Nearly one week since Philadelphia’s Democratic National Convention saw Khizr Khan speak emotionally and eloquently on his late son’s behalf, the fallen soldier’s memory continues to be honored by those that knew him well.
“He was the most incredible man to work for,” recalled Laci Walker, who served as a sergeant under Army Capt. Humayun Khan. “You always knew what he wanted.”
In June 2004 a suicide bombing in Baghdad cost Humayun Khan, 27, his life. Now, more than a dozen years later, his name has been thrust into the national spotlight following comments by his father denouncing Donald Trump.
Walker suspects it’s attention her former commander would have shied away from.
“They say rest in peace for a reason,” Walker told CNN’s Brooke Baldwin Tuesday. “He was a soldier. He was a man. He died honorably. He didn’t die because he’s a Muslim.”
Though Khan’s faith has become a large part of the political narrative in the days following his dad’s speech, Walker instead remembers the man who was always at the ready with an emergency meal when unrelenting duty led to grumbling stomachs.

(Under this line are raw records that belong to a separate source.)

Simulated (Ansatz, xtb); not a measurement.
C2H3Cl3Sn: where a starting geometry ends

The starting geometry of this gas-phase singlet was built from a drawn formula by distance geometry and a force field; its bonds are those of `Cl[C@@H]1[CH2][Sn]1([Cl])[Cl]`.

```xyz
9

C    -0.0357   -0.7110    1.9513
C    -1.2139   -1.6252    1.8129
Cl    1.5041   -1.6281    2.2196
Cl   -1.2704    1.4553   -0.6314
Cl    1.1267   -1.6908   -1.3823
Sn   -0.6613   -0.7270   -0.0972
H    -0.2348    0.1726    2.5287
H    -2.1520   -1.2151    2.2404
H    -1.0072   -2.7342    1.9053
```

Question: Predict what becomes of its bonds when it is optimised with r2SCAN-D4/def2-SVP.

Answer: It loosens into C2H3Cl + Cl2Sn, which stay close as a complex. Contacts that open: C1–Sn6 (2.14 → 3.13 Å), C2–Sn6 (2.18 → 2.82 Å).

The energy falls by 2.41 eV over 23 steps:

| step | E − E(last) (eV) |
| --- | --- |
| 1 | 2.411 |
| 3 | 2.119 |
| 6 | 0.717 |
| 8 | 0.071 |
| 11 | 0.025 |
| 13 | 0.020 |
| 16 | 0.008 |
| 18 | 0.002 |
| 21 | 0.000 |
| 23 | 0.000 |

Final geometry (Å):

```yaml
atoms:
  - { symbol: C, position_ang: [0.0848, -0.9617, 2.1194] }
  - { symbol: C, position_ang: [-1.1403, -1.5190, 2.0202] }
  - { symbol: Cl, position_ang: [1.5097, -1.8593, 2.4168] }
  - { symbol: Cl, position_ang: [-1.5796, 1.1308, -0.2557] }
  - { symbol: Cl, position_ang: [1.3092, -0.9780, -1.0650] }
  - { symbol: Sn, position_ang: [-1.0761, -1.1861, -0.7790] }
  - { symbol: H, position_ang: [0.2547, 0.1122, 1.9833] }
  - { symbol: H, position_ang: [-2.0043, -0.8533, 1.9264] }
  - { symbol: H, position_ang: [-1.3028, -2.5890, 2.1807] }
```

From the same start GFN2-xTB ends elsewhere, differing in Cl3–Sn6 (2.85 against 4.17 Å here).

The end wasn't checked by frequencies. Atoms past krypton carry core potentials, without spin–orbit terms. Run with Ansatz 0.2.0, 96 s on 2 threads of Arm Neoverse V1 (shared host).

“If we had to work through lunch, he’d always make us all tuna fish sandwiches. He was very kind, all the time.”
So kind, and such a dedicated leader, in fact, that Walker proudly inked her body with a tattoo in his honor. To Walker, Khan was a man who embodied patriotism and heroism, irrelevant of religion or ethnicity.
“He didn’t wear his heritage on his shoulder,” Walker told Baldwin. “He wore the American flag like all of us did.”